The ‘What, Me Worry’ campaign of Mayor Pete
By Renée Graham, Globe Columnist

Calling Pete Buttigieg a serious White House contender is like saying the Boston Red Sox are out of World Series contention because they currently have the worst record in the majors. It’s early April. Get a grip, people.

Just as it’s a long road to October, the 2020 campaign is also just getting started. We’re still two months from the first Democratic debate. That’s not to say that Buttigieg, (that’s BOOT-edge-edge, and you’re welcome), the mayor of South Bend, Ind., isn’t turning heads and garnering major financial support. In January, when he launched his exploratory committee, few outside of the small city he’s run since 2011 had ever heard of him. Now he has raised $7 million in 2019’s first quarter, has bumped up in the polls, and is garnering the kind of rapturous coverage his better-known rivals are struggling to muster.

“Could Pete Buttigieg become the first millennial president?’’ asked a Washington Post Magazine headline. “Conservatives better stop cheering and better start fearing Mayor Pete Buttigieg,’’ warned the Daily Beast. Even Vogue couldn’t resist: “Who is Pete Buttigeig, the gay millennial mayor the Democrats didn’t see coming?’’

Yes, Vogue misspelled his surname, but he’s probably accustomed to that. His good humor around his difficult name has only buoyed his image. That’s Buttigieg’s appeal — a nice young man who hails from a state closer to the middle of the country than those nasty bookending coasts with their radical ideas and elitist disdain for real God-fearing Americans.

It’s a kind of curated nice-white-guy blandness that some are finding desirable, especially with an increasingly unstable president in the White House.

Buttigieg understands this. During a swing through San Francisco last month, he said, “I feel sometimes like I’m an emissary from the middle of the country just pointing out that things look a little bit different in rural communities, industrial communities like mine, and that we really need to find ways to knit this picture back together into one America.’’

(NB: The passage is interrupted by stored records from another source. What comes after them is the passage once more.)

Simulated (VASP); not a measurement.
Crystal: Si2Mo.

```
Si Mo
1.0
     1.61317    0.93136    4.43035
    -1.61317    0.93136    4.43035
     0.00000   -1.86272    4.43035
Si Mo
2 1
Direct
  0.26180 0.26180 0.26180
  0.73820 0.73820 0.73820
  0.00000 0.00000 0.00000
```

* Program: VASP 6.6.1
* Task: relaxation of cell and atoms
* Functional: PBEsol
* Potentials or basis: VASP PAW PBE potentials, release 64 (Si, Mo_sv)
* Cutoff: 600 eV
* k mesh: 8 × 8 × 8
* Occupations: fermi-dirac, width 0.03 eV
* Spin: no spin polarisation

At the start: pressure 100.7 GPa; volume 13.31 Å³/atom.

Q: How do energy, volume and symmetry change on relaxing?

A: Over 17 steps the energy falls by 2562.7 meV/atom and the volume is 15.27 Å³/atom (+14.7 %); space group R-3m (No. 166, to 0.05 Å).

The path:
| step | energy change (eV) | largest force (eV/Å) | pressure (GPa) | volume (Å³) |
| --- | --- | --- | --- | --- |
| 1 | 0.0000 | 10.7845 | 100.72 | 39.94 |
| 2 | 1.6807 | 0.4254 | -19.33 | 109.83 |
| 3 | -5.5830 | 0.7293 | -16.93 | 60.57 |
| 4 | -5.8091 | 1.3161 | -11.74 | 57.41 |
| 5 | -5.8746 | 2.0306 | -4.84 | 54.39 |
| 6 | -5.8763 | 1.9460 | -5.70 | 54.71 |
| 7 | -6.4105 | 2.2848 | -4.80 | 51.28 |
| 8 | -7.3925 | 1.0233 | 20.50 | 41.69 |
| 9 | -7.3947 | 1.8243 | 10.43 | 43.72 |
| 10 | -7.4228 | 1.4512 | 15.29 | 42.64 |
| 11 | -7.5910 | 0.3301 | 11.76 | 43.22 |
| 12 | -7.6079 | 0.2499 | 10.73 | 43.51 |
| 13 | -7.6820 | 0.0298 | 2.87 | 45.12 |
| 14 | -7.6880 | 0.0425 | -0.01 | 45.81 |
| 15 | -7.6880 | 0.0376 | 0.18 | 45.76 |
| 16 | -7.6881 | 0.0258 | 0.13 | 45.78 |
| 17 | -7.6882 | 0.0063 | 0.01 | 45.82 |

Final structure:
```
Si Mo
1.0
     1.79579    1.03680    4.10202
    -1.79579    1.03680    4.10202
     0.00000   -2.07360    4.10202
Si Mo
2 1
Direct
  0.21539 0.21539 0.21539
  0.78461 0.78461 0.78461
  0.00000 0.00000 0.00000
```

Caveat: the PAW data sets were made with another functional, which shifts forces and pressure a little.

It’s clear who Buttigieg is speaking about in those rural communities. Buttigieg may call himself a “progressive Democrat,’’ yet he wants to appeal to red-state white conservatives who are both Trump-weary and convinced that they’re losing traction in a world moving too fast — and getting too brown — for their tastes. He’s looking toward anyone suspicious of progressives and their attempts to move the party to the left, where it belongs.

In a Washington Post interview, Buttigieg wasn’t above reviving disproved ideas about the road President Trump used to get to the White House. He “got elected because, in his twisted way, he pointed out the huge troubles in our economy and our democracy.’’ He added, “At least he didn’t go around saying that America was already great, like Hillary did.’’ That Clinton swipe was a bonus for candidate-shopping Trump voters.

“Economic anxiety’’ didn’t get Trump elected, and Buttigieg knows it. Racism and Trump’s villification of immigrants and Muslims did. It was code for mounting fears around the dismantling of the white supremacy on which this nation was founded. But for Buttigieg, that inconvenient truth isn’t a winning message for the voters he seeks, even as hate crimes have spiked since Trump’s campaign and election.

With Buttigieg, there’s something for everyone. At 37, he’s the youngest candidate in the field. He’s a Harvard graduate and a Rhodes scholar, a Christian, and an Navy veteran who served in Afghanistan. He’s social media savvy. He looks like Mad magazine’s Alfred E. Neuman’s better looking cousin, and projects a similar “What, me worry?’’ temperament. Oh, and he’s an openly gay man with a schoolteacher husband. Refreshingly, his sexual orientation hasn’t become an issue. Yet.

This ticks the diversity box and elevates him from being “just another white male candidate,’’ although that sets the bar rather low. At this point, Buttigieg is running more on cult of personality than policy proposals. It certainly says something about this perilous political moment that a man who runs a city of about 102,000 people is called a viable candidate to be one of the most powerful people in the world. Then again, that’s still more experience than Trump had.

Eventually, Buttigieg will need to do more than make nervous white people comfortable. By the time the Red Sox shake off their post-World Series doldrums, we’ll see if Buttigieg is still touted as a serious contender after his enticing new-candidate smell wears off.